"Elevator buttons and morning stares
Stranger’s silence makes me want to take the stairs"
I couldn't resist starting with a little Taylor, partly
because every day should have some Swifty lyrics in them and partly because
it’s the perfect intro to today’s topic: the elevator pitch.
When I was querying, I was somewhat horrified that I needed
to condense my entire novel into three paragraphs that would have an agent
salivating. THREE tiny paragraphs to sell a whole novel? Can’t be done, can’t be done, can’t… fine,
I’ll do it. But I won’t be happy about
it.
If you feel the same way, you’re not going to like this
post. Because I’m here to tell you you’ll need to go even further. You should
also be able to sum up your novel in one sentence.
Feel free to mount the same argument that I did with respect
to elevator pitches. What is the statistical probability that I will be:
A. Riding
an elevator with an agent to begin with
B. Able
to determine in the 47 seconds it takes to get from the lobby to the 8th
floor that said person is a literary agent representing the exact type of
fiction I am writing
C. Able
to work up the nerve to discuss my book with this unicorn of a mystical being.

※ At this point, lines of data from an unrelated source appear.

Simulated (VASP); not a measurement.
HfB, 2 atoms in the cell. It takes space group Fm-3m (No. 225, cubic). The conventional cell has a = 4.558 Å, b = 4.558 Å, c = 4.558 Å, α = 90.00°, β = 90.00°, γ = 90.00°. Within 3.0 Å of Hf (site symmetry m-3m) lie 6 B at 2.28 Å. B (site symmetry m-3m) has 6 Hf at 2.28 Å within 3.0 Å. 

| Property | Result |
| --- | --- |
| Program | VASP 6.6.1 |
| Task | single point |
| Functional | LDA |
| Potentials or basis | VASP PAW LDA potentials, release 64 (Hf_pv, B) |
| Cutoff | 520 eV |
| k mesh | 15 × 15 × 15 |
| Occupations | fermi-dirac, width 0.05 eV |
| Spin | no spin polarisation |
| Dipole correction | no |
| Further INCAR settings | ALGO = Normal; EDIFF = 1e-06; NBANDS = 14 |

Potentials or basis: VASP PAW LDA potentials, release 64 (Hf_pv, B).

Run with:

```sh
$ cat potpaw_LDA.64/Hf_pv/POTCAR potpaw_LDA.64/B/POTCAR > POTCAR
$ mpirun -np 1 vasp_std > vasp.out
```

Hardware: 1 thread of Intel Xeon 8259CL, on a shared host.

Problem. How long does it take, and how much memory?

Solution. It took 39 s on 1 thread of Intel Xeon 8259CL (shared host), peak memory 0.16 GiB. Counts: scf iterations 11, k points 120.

Well, okay, if you attend the odd writer’s conference, it's
not entirely improbable; however, it also isn’t exactly likely. But that doesn’t matter. Because nine times
out of ten you won’t need your elevator pitch to land your agent. You can have the three whole paragraphs for
that. It’s the part that comes next that
requires the logline.
You will now need to be able to discuss your book in one
sentence each time you talk to: every one of the people you brag to about
landing an agent to (who will then follow up with “Cool. So what’s your book
about?”), every fellow writer you encounter at a conference, every book store
owner you approach about hosting your book signings, every teacher you contact
about an author visit, every blogger you want to host you on a blog tour, and EVERY SINGLE possible potential reader that you
encounter in the world from the time you sign a book contract to the time your
book has been on shelves for years.
So what is an elevator pitch?
Let’s consider some movies for easy examples (just envision an eager screenwriter facing executives and saying “Okay, picture this!”, probably with lots of enthusiastic hand gestures included):
“Eight-year-old boy is accidentally left behind when his
family goes on vacation and must defend his house from a pair of dim-witted
thieves.”
“The high school jock, the princess, the goth, the nerd, and the bad boy are locked in all-day detention together.”
“A high-society girl and a penniless dreamer fall
desperately into forbidden love aboard the about-to-sink Titanic.”
Any one of those lines conjures an instant image of the tone
and possibilities. Note that I don’t have to tell you what actually
happens in any of these stories- I really just have to give you the set-up and
your imagination is off and running.
That’s an elevator pitch. That’s what will get readers to the bookstore
(versus you rambling on and on about how it’s “sort of like The Little Mermaid
but without the prince and, oh yeah, it doesn’t take place in the water, and
the main character is a selkie, not a mermaid but..”)
When should you write your logline? Right now. If you can’t
come up with one for your novel, you may not yet know what the heart of your
story is and it would be a good exercise at this point in the writing to stop
and boil it down. It can also help to inform your revisions if you know what the
essence of your book is before you go all Edward Scissorhands on it. Write your line down, tweak it, memorize it,
and then practice it on every person who asks what you are working on. If they start smiling and nodding along, you've got it!